Here, Europeana 280's Exhibition Coordinator Ann Maher chats to Norway about their nominations. We’ll start sharing the nominated works from each country soon - so stay tuned!

In the Europeana 280 collection, we will be able to enjoy some emblematic paintings alongside less well-known works. One very familiar anguished face – The Scream by Edvard Munch - was an obvious selection for Norway. “Munch is central in Norwegian visual arts, that goes without saying”, explains Gro Benedikte Pedersen, Coordinator Digital Collection Management, National Museum of Art, Architecture and Design, who were asked to coordinate the Norwegian selection.

There were other more difficult choices. In terms of approach, the National Museum largely made the highlight list on its own but consulted and involved three other institutions. “And it was very hard!” exclaims Pedersen. Selections include the realist painter Harriet Backer (1845-1932): “The fact that she is female was not a main point but we still wanted to highlight such a magnificent female artist at this early stage in the development of Norwegian art”. Also modernist Ragnhild Keyser (1889-1943): “She was rediscovered by Norwegian art history much later and is typical of how the Paris avant-garde was mirrored and further developed outside of the modernist metropolis.”

Inspired by landscape: the nature road

But it is landscapes that have been an enduring and dominant motif in Norwegian art. The selections show a surprisingly diverse range of approaches from the beginning of landscape painting in the 19th century to the modernist interpretation of northernmost Norway in the 1960s by abstract artist Anna-Eva Bergman (1909-1987).

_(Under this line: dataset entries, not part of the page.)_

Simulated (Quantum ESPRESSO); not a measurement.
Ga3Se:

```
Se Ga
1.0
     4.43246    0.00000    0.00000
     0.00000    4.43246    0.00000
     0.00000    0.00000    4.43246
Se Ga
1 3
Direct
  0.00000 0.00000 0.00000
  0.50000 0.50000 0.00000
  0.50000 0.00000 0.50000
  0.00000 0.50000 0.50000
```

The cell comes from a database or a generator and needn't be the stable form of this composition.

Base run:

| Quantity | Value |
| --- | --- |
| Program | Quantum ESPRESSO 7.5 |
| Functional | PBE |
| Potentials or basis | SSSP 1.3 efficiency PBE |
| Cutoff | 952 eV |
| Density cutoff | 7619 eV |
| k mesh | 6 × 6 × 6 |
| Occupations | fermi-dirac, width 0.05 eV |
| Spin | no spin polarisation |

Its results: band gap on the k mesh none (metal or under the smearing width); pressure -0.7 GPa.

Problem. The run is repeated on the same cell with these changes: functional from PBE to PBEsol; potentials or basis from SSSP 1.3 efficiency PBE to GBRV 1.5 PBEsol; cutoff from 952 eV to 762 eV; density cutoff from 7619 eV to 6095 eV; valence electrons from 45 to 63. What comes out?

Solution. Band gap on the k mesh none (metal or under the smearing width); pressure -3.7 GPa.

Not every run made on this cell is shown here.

Curators at the National Museum provided a little more detail about the beginnings of the landscape tradition. “There was no art academy in Norway in the 19th century so young artists trained abroad. In Copenhagen, Stockholm and Dresden, and then Düsseldorf and Karlsruhe. Our first landscapist was Johan Christian Dahl (1788-1857) who became professor of Landscape-painting at the Dresden Art Academy in 1824. He had many pupils – also from Norway – and Thomas Fearnley and Peder Balke (1804-1887) [another dramatic selection], were the most famous ones. Dahl focused on a close study of nature; “the Nature Road” as he called it.”


Fjordbunn III, Lars Hertervig (1866), Museum Stavanger, Public Domain.
When Lars Hertervig died on 6 January 1902, he was unknown to most of his contemporaries. As an artist his motives were somewhat secretive and he spent time in psychiatric institutions. A painting of his mysterious trees was nominated for the Europeana 280 Collection in acknowledgement of how Hertervig is now considered one of Norway’s hidden treasures.

Hidden treasures

Lars Hertervig (1830-1902) - a selection from the Stavanger Kunstmuseum – was associated with the Düsseldorf School that attracted painters from all over the world from the 1840s onwards. According to curator Inger M. L. Gudmundson from the Stavanger, it was a period almost synonymous with Norwegian National Romanticism: “The idea of an ‘essential national character’ pervaded Europe at the time and was highly significant for the process that culminated in Norway’s independence from Sweden. It influenced artists to paint their homeland’s nature and folk life”. Hertervig was in his second year of studies in Düsseldorf when he suffered a psychological crisis. When he returned to Stavanger in 1865 with access to materials and supplies during a two-year apprenticeship at a painting firm, he could once again create oil paintings, but he spent the last decades of his life in poverty.

According to Pedersen, “Hertervig with his mysterious landscapes is still not very well known abroad, but we believe he is a somewhat hidden treasure. It may be noted that Jon Fosse, the Norwegian playwright (one of the most popular on the world’s stages today and Norway’s most significant after Ibsen) was inspired by Hertervig’s biography in his novel Melancholia.”

Peder Balke is also one to watch, with great potential to be appreciated by a wider international audience. “Balke is an ‘emerging’ artist internationally”, suggests Pedersen, “partly due to an exhibition in the National Gallery in London last year and on the private art market.” In London, Balke was heralded: ‘Forgotten for a century, he is an important Scandinavian rediscovery”, according to the (British) National Gallery.